I have two sites with a cluster of two nodes each of the sites, with replication factor 2.
The goal is to monitor the XDR shipping performance and trying to compare the available metrics: xdr_ship_success, client_write_sucess, dlog_logged, xdr_throughput, etc.
If possible, I’d like to see the performance at the level of node first, and then of cluster and of global.
I found that:
client_write_success includes all records from its local (site 1) and remote (from site 2): is there any way to know how many of them are from local or remote?
dlog_logged looks like summing up all the records to ship from the two nodes of a cluster in site 1: is there any way to know how many of them is from each node?
Especially, I’m focusing on the node-level xdr performance. Is it doable based on these metrics, or can anyone suggest any other way?
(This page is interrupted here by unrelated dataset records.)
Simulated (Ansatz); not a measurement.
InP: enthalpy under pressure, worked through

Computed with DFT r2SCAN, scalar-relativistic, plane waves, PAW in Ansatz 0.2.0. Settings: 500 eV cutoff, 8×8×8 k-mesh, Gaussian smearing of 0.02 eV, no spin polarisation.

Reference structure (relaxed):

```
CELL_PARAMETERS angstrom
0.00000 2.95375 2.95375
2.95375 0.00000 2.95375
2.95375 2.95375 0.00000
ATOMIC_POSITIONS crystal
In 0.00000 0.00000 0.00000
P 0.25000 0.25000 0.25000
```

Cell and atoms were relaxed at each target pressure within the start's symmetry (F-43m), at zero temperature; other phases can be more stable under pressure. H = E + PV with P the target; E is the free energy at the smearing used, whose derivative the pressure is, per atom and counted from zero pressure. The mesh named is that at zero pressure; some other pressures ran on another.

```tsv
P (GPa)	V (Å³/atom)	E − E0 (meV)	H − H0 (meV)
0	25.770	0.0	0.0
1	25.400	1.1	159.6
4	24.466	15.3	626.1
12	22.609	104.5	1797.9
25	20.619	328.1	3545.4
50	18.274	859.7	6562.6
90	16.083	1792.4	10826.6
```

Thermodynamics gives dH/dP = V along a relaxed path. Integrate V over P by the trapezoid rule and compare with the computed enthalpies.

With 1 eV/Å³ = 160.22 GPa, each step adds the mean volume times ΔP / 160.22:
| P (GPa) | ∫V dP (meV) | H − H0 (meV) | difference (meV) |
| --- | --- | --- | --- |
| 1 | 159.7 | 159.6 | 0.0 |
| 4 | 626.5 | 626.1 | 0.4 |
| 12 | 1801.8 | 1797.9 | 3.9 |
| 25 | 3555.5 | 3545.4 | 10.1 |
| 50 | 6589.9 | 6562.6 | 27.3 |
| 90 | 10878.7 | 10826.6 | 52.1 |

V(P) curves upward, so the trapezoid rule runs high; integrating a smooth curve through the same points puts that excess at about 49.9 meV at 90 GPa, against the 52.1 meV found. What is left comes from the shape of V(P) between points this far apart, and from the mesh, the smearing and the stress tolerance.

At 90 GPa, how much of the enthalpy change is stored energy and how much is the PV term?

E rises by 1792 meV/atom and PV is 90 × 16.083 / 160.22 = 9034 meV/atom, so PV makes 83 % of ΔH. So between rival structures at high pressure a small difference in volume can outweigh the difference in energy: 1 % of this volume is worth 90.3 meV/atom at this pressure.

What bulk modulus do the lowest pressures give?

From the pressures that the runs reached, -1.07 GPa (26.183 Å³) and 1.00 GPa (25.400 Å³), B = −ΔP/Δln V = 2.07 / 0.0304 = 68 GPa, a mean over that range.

This is the stat for the writes originating from an XDR client:
dlog_logged shows all the digest log entries on a single node… it will have both master and prole even though, it would only process and ship master records, unless a node goes down, in which case other nodes start shipping the prole records matching the master records that were owned by the node that went down. On a 2 node cluster, both nodes would log everything, but that’s a special case (assuming replication factor 2).
Since you seem to have an Enterprise build (XDR) I would expect you to be in touch with someone at Aerospike. There are quite a few metrics and extra debug / tracing functionality that can be turned on for detail performance analysis.